BinaryDataset

class trove.data.ir_dataset_binary.BinaryDataset(data_args, format_query, format_passage, positive_configs=None, negative_configs=None, train_cache_path=None, data_args_overrides=None, trainer=None, outside_trainer=False, num_proc=None)
__init__(data_args, format_query, format_passage, positive_configs=None, negative_configs=None, train_cache_path=None, data_args_overrides=None, trainer=None, outside_trainer=False, num_proc=None)

IR training dataset with only two levels of relevance (i.e., only positive and negative passages).

  • collections of positive (negative) passages are created from positive_configs (negative_configs) argument.

  • passages that appear in either of the positive or negative collections will be included in the resulting dataset.

Parameters:
  • data_args (DataArguments) – general arguments for loading and processing the data

  • format_query (Callable[[str, Optional[str]], str]) – A callable that takes the query text and optionally the dataset name and returns the formatted query text for the modle.

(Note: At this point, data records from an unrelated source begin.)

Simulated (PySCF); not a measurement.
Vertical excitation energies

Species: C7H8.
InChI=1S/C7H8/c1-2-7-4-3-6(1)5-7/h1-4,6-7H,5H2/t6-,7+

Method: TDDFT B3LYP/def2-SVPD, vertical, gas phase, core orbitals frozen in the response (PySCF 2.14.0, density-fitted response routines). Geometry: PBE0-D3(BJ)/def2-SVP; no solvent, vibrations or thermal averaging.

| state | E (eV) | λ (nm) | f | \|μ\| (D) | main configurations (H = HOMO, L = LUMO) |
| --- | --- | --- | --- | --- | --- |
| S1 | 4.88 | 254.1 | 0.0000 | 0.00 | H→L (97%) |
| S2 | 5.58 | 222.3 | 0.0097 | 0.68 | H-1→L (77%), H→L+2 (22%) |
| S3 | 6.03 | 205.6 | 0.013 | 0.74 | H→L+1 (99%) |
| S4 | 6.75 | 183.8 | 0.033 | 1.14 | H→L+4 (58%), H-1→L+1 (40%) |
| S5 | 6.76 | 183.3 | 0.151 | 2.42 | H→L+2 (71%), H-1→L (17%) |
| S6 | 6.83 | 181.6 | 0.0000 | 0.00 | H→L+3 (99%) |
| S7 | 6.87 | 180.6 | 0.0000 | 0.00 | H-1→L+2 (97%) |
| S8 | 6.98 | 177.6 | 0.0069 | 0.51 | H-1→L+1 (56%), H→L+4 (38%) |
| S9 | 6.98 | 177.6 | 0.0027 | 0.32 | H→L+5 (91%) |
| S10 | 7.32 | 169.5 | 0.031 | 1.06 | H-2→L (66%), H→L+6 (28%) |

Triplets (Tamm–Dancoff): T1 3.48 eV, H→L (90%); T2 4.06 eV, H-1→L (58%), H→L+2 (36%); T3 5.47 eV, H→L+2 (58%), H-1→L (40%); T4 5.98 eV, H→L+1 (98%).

  • format_passage (Callable[[str, str, Optional[str]], str]) – A callable that takes the passage text and title and dataset name and returns the formatted passage text for the model.

  • positive_configs (Optional[Union[MaterializedQRelConfig, List[MaterializedQRelConfig]]]) – Config for one or multiple collections of queries, documents, and the relation between them. The passages from these collections are used as positives.

  • negative_configs (Optional[Union[MaterializedQRelConfig, List[MaterializedQRelConfig]]]) – Config for one or multiple collections of queries, documents, and the relation between them. The passages from these collections are used as negatives.

  • train_cache_path (Optional[os.PathLike]) – DO NOT USE. For internal operations only and not stable. If given, create a dataset only for training from this cache file. This is much more memory efficient compared to creating the dataset on-the-fly. You should use export_and_load_train_cache() method to take advantage of this.

  • data_args_overrides (Optional[Dict[str, Any]]) – A mapping from a subset of DataArguments attribute names to their new values. These key values override the corresponding attributes in data_args argument. It is useful if you want to create multiple datasets from the same DataArguments instance but make small changes for each dataset without creating new DataArguments instances.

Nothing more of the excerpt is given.